Home > opinion > blogs > For Devendra Fadnavis, enemy lies within

Mumbai: On 7 February, Devendra Fadnavis, Bharatiya Janata Party’s (BJP) first chief minister of Maharashtra, signed a contract with Larsen and Toubro Ltd (L&T) to build a network of 6,000 smart cameras in Mumbai at a cost of 800 crore.

The day was carefully chosen. It was 100th day of the Fadnavis government. The previous Congress-Nationalist Congress Party (NCP) government had announced the plan after the 26/11 terror attacks in 2008. The network will alert police authorities about any suspicious activity, person or object and help foil terror attacks, conduct better investigations and tackle regular crime.
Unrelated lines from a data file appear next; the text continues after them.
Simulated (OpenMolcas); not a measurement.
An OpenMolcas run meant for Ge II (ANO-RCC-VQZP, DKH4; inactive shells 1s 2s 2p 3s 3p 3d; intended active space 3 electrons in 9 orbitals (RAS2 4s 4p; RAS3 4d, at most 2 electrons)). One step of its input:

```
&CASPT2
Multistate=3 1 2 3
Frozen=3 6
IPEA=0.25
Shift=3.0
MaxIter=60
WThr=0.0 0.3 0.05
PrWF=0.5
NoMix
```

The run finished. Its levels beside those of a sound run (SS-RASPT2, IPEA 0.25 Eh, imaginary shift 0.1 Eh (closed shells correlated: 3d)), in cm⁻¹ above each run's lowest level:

The project is critical for the country’s financial capital, which has been a frequent victim of terror attacks. However, the Congress-NCP government dawdled over the contract until it went out of office. The government could not settle on the right technology, fix a project cost or find a vendor with sufficient experience to install such a large network.

The message the 44-year-old Fadnavis wants to send across is clear: The contrast between his government and the previous one. He wants to convey that his government means business. Indeed, a review of the major decisions of the Fadnavis government gives the impression of a man in a hurry, one who wants to walk the talk.

After it assumed office, the Fadnavis government set about increasing the ease of doing business in the state, reducing the number of permissions needed to set up industry from 76 to 19. He cleared development plans for 18 small towns and village clusters located on the outskirts of cities like Mumbai, Pune, Thane, Nagpur and Nashik, which had gathered dust on the desk of previous chief minister Prithviraj Chavan for almost three years. He launched an ambitious scheme to make 5,000 villages in the state drought-free every year. The government also published a draft of the Service Guarantee Act to ensure delivery of 58 government services such as providing land records, caste certificates and driving licences within a stipulated time.

However, there is no progress yet on two major poll promises—one, abolition of local body tax which replaced Octroi in various municipal corporations in 2013 and two, making roads in the state toll-free. Rampant violation of the national policy of maintaining at least 80 km between two toll booths had become a major political issue in the state in the run-up to the elections.

However, the real challenge before Fadnavis is not the huge financial implications of the two poll promises. The opposition Congress-NCP is in complete disarray after the rude jolt in the 2014 Lok Sabha and assembly polls. They are in no position to pull up a government over unkept promises. The real source of worry lies within. That includes opposition within the cabinet, from alliance partner Shiv Sena as well as the Bharatiya Mazdoor Sangh (BMS) and Swadeshi Jagran Manch (SJM), the labour and economic wings respectively of Sangh Parivar, an umbrella of various organisations that also houses the ruling BJP.

There is no love lost between Fadnavis and his senior cabinet colleagues like revenue minister Eknath Khadse, finance minister Sudhir Mungantiwar and education minister Vinod Tavade. While Khadse is making no effort to hide his displeasure over the fact that the party leadership ignored his claim for the chief minister’s post despite being senior to Fadnavis, Mungantiwar and Tavade are lying low and waiting for the right moment to strike.

The Sena, which joined government amid acrimony, is proving to be a difficult partner. Its mouthpiece routinely criticises the policies of the state and central government. When asked about criticism in Samana, Sena president Uddhav Thackeray mockingly said, “We have not even yet started crticising the government; what is appearing in Samana are friendly suggestions to government." Ominous words for days ahead.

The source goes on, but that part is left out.